Keep an Eye on E-commerce in 2017

In 2016, e-commerce startups struggled to gain momentum--One Kings Lane sold for $30 million, a small fraction of its $900 million valuation, and private e-commerce companies received the lowest amount of dollar funding since 2013. Mainstays in the e-commerce industry, like Amazon and Alibaba, powered through, however, taking with them new ventures and innovative strategies.

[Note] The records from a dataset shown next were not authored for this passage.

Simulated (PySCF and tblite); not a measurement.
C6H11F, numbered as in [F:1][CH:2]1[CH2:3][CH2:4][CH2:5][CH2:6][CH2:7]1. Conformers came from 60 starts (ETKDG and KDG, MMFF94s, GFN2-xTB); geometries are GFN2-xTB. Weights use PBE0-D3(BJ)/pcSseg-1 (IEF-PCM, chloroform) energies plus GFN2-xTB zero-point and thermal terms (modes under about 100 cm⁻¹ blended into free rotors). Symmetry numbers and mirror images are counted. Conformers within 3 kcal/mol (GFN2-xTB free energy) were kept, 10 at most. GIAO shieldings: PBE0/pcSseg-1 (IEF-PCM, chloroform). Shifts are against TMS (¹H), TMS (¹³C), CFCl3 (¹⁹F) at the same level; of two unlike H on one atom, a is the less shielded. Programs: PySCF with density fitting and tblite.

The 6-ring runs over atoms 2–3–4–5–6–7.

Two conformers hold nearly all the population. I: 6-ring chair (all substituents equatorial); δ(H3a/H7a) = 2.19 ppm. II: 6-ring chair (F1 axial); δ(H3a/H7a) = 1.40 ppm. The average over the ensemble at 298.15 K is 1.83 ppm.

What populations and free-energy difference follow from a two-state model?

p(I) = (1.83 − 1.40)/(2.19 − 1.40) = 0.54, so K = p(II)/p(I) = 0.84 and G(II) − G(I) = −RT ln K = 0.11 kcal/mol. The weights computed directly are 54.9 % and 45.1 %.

Amazon remains dominant in the e-commerce space and shows no signs of slacking off in 2017. The retail giant is building its presence in markets outside of its electronics and media base and currently has at least 66 million paying Prime users. The site recently added virtual Amazon Dash buttons to enable impulse purchases of frequently replenished items such as toothpaste and detergent. The physical forms of the button, which are placed throughout the home on household items such as the washing machine or the refrigerator have been available since 2015, but now virtual buttons can be found on a Prime user’s homepage.

Amazon is also looking to incorporate virtual reality into the shopping experience proven by its recent job posting seeking a creative director of VR to “envision the future of Amazon’s VR solutions.” Some retailers offer VR to see how an outfit will look on or how a chair matches other decor. Time will tell what Amazon has in store for it.

Chinese e-commerce site Alibaba has similarly innovative ideas in the pipeline for 2017. In a recent interview with CNBC, Alibaba founder Jack Ma implied they are looking to create more horizontal partnerships, rather than taking Amazon’s approach of absorbing logistics assets like warehousing and delivery systems. Alibaba reported net income of RMB 17.12 billion ($2.47 billion) with total revenue of RMB 53.25 million ($7.6 billion) for Q3 2016.

Alibaba affiliates are also experiencing significant growth and success. Local services platform provider Koubei, which was founded by Alibaba and Ant Financial (an offshoot of Alibaba) in 2015, received $1.1 billion in a recent financing round.

Alibaba hasn’t stopped there--they recently acquired Intime, a company that operates department stores and shopping malls throughout China, for $2.6 billion, giving Alibaba a foothold in offline retail with the hopes of bringing more brick and mortar sellers online.

This steady and aggressive growth from industry giants means serious hope for budding e-commerce ventures, as well as more traditional startups, as they seek funding and IPOs. Not a single e-commerce startup went public on the stock exchange in 2016, but the outlook for 2017 is much more positive, as Snapchat and other tech startups have already established IPO plans.

Three young e-commerce companies were named by Recode as likely to go public this year: Casper, and StitchFix. All serve more niche industries than Alibaba and Amazon but have strong performance records and spokespeople who have alluded to possible IPOs. Casper, a New York-based “bed-in-a-box” mattress retailer, did $100 million in sales in 2015 with expected double-digit growth in 2016, may be the longest shot of the three to go public. Meanwhile, online pet supply retailer, Chewy, projected nearly $900 million in revenue for 2015 and $1.5 billion for 2017, raising over $236 million since its initial Series A investment in 2013. Stitchfix, a personal styling and retail services for women, has not gone through a fundraising round since 2014, suggesting a strong cash-generating business.

VC firms and retail giants continue to fund e-commerce startups and undertaking new concepts to drive e-commerce using automation, VR, and rapid expansion to make 2017’s outlook strong.